That's because it's TV. It's like made to be shitty for like 90% of everything that's on it. You know they have all these shitty programs about how we're all fat and out of shape on TV now to replace the soaps they took off? The soaps were shitty too but wow, way less annoying if you were flipping channels.
I don't like do it on purpose. But I get bored when I'm supposed to be doing homework and no one else is around to bug because they are in class or actually doing their homework. And you know how I like couldn't move for like four weeks? When did you think I was doing when I wasn't sleeping but moving was way too much effort and hurt too much?
I dunno, the last time I couldn't move for four weeks I was apparently so close to chewing off my own skin that the Prof put me in a psionic coma thingy...
Duuuuude chewing off your own arm would be so messy. And cannibalism like fucks up your brain and makes you go like legit crazy. So if you cannibalize yourself you'd totally be like balls the wall fucking insane.

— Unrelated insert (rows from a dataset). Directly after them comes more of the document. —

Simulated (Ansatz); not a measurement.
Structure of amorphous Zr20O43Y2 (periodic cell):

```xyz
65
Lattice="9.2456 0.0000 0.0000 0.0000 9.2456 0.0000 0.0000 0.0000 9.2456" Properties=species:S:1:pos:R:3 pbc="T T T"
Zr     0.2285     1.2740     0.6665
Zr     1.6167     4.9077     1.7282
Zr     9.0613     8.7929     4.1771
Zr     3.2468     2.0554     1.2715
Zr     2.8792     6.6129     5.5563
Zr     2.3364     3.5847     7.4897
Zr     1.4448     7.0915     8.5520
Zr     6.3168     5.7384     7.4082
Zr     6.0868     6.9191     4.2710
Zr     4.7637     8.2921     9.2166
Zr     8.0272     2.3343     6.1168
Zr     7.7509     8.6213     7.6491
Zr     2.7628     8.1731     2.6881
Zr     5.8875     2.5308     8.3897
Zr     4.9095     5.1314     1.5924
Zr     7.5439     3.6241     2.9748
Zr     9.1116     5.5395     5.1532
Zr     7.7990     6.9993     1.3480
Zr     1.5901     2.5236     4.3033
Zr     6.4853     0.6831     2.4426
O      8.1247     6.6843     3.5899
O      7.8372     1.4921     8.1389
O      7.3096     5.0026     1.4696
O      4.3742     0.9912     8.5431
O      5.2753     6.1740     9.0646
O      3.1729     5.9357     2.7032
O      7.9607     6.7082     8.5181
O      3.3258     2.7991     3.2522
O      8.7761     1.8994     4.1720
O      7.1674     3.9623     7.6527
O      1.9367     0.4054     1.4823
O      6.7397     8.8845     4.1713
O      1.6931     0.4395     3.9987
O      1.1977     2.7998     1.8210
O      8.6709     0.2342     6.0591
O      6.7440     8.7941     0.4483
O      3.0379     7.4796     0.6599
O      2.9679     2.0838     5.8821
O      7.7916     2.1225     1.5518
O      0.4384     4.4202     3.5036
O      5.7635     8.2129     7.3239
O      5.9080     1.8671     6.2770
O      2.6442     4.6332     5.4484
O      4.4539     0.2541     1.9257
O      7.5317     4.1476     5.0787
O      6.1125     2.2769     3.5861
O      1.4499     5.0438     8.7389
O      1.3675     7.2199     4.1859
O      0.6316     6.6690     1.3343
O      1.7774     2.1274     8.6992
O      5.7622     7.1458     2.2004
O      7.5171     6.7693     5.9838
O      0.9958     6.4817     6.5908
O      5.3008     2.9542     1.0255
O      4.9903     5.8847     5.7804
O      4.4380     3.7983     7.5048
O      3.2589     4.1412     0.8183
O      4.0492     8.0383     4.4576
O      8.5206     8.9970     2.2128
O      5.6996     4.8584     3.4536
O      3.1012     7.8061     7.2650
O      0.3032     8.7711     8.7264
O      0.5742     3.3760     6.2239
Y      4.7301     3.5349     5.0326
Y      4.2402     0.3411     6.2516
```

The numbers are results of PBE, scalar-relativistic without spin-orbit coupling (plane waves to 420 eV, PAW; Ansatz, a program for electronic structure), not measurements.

Dude, I had 2nd and 3rd degree burns over like 55% of my body and it took like 2 days to get me to the mansion, so by the time I was here, I was seriously growing back my skin and hair, itching everywhere and I think I had to grow back a bunch of muscle and stuff too. I had EVERY REASON to be crazy.
Why was there a grenade?! You're supposed to like run away from those. Or chew off the arm of the dude who wants to throw it at you. Or like not be where the grenade is in the first place. Holy fuck. Survival fail, Yoda! Survival fail!